New Jersey is rare among the states in that its courts have declared even de facto school segregation unconstitutional since the 1960s. Such segregation has persisted, and worsened, however, because “no one has done anything about it,” said Gary Stein, a former New Jersey Supreme Court justice on the court that ordered equal funding for the state’s districts.
“Here in New Jersey, we have segregation that’s more intense than any state today in the South,” he said. “What we have got in New Jersey, frankly, is an embarrassment. We have segregation at a level that is just intolerable for a state like ours, and we have never addressed it.”
The lawsuit suggests several remedies, including the creation of magnet schools that draw from multiple towns and districts and tax incentives for municipalities to create more diverse schools. It points to an effort in Hartford, stemming from a 1996 desegregation lawsuit, that created clusters of magnet schools so attractive that suburban children are bused into inner-city Hartford to attend them.
Children who attend integrated schools do better than those that remain in segregated schools, research shows. And while the benefits of desegregation are most profound for black and Latino low-income students, diversity also helps white students by exposing them to children of different socioeconomic backgrounds and broadening their perspectives.
“We think that white children who attend segregated white schools are disadvantaged,” Mr. Stein said.

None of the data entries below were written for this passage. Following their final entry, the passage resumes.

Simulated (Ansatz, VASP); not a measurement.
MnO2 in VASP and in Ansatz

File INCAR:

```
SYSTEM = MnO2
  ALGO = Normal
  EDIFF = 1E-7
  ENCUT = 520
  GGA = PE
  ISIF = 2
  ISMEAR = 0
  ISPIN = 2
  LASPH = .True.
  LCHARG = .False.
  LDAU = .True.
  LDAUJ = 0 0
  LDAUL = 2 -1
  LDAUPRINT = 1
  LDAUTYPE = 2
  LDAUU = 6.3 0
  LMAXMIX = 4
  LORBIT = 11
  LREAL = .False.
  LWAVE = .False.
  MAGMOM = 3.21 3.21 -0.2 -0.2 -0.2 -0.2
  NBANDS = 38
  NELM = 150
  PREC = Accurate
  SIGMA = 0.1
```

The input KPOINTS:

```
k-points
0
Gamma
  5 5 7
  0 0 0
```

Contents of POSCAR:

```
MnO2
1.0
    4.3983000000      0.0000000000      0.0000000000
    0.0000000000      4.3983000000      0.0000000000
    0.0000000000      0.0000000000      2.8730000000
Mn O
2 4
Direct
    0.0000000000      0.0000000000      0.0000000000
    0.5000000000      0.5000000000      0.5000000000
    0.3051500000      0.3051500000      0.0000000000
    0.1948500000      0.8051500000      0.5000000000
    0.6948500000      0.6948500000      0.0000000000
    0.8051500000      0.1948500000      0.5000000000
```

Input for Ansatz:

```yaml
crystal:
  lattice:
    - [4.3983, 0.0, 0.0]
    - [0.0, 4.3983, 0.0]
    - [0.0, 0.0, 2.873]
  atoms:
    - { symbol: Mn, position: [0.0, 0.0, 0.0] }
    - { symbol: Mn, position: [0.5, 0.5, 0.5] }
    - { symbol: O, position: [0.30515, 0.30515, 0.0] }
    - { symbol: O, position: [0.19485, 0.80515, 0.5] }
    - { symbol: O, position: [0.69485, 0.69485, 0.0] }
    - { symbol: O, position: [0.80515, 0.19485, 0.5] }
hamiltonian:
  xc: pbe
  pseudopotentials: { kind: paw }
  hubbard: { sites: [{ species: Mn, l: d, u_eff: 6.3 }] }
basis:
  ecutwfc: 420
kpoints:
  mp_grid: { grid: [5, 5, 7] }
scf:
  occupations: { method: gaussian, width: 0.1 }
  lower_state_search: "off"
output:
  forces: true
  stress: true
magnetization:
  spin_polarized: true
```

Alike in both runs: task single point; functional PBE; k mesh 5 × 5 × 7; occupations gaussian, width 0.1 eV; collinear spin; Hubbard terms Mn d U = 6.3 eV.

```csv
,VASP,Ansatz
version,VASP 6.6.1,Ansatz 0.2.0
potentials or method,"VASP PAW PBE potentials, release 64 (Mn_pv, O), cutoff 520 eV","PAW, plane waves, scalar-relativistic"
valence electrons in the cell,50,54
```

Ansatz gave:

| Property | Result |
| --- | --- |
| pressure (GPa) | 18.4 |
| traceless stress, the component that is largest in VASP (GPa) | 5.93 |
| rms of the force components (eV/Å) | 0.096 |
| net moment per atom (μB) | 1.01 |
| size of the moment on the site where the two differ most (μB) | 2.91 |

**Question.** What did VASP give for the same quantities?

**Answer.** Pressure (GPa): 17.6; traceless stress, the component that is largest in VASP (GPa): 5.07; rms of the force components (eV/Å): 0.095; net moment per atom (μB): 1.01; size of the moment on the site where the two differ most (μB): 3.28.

The lawsuit cites statistics to show that without legal action, segregation has only deepened. The number of New Jersey public school students who attend schools that are at least 99 percent nonwhite, for example, grew to 107,322 in the 2016-17 school year, from 93,614 in 2010-11.
New Jersey’s governor, Philip D. Murphy, declined to comment on the suit itself, but his press secretary, Dan Bryan, said that Mr. Murphy was “deeply committed” to desegregation.